A Most Excellent Adventure
"Jana Bibi's Excellent Fortunes" are a treasure that all can enjoy
India is a dreamscape to most people who have never been there. We imagine it as it's been described to us: a land of improbable beauty juxtaposed with hideous poverty. For author Betsy Woodman it takes on more of the form of a distant memory with the colors and edges feathered by the brush of time and the boldest strokes not images, but people and relationships. In fact, she's a New Hampshire native who spent much of her childhood in India in the 1950s when her father was a cultural affairs officer.
In Woodman's wonderful novel "Jana Bibi's Excellent Fortunes," a Scottish woman attempts to claim and restore an inherited home in a small town. She is gradually accepted into the local society of philosopher-shopkeepers and enterprising hangers-on. Their alliance is tested in a mission to save the town from being flooded by greedy developers and callous government officials. Along the way she ignores the pleas of her practical son (and, at points, her own common sense) and overcomes the opposition of Bhandu Sharma, an officious local constable with a penchant for making up new rules and regulations on the spot. Providing comic relief and a stream-of-consciousness commentary is Mr. Ganguly, Bibi's loquacious parrot.
Plot twists are few and far between, but there is delight to be found everywhere in Woodman's descriptions and dialogue.
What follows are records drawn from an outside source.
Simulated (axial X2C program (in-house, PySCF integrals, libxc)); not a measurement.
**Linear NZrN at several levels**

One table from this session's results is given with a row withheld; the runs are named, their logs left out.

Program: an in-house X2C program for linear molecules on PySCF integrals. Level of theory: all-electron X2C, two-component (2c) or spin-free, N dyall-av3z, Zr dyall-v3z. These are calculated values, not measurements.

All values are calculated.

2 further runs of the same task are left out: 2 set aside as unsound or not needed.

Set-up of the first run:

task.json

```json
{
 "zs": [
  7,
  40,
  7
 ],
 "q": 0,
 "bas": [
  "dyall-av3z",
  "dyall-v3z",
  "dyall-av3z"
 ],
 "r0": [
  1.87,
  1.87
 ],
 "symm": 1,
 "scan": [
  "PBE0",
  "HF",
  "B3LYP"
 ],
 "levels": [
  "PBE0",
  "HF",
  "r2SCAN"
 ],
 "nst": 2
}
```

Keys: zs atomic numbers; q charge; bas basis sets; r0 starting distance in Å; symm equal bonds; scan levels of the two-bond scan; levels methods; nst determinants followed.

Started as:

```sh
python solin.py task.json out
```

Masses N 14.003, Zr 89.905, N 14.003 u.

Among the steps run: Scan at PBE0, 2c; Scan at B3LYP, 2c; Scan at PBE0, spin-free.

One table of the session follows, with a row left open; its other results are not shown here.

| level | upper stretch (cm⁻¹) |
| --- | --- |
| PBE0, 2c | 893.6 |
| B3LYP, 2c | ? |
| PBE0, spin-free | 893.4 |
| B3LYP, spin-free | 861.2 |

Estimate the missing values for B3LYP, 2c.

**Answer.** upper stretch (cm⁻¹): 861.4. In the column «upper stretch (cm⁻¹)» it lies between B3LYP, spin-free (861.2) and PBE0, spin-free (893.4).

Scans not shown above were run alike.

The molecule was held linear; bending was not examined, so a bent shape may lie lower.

"Comparisons are odorous," misspoke Shakespeare's Dogberry, but at least a couple are timely in this instance. Without seeming in the least derivative, Woodman's book calls to mind the movies of Wes Anderson ("Darjeeling Express" and "Moonrise Kingdom") in her reliance on characters to frame the action, and her romanticization-without-sanitization of India can't help but allude to the current hit film "Best Exotic Marigold Hotel." Which is another way of saying this book would make a splendid movie, and readers may find themselves hoping for one just so they don't have to bid namasté and farewell to the special people they have grown to love while reading.
Fortunately, this book is the first of a series for Woodman and her publisher Henry Holt, so we can expect Jana Bibi and Mr. Ganguly to return to our bedside reading tables in due time.For now we say zindabad (long live) Jana Bibi and wish her more excellent fortunes!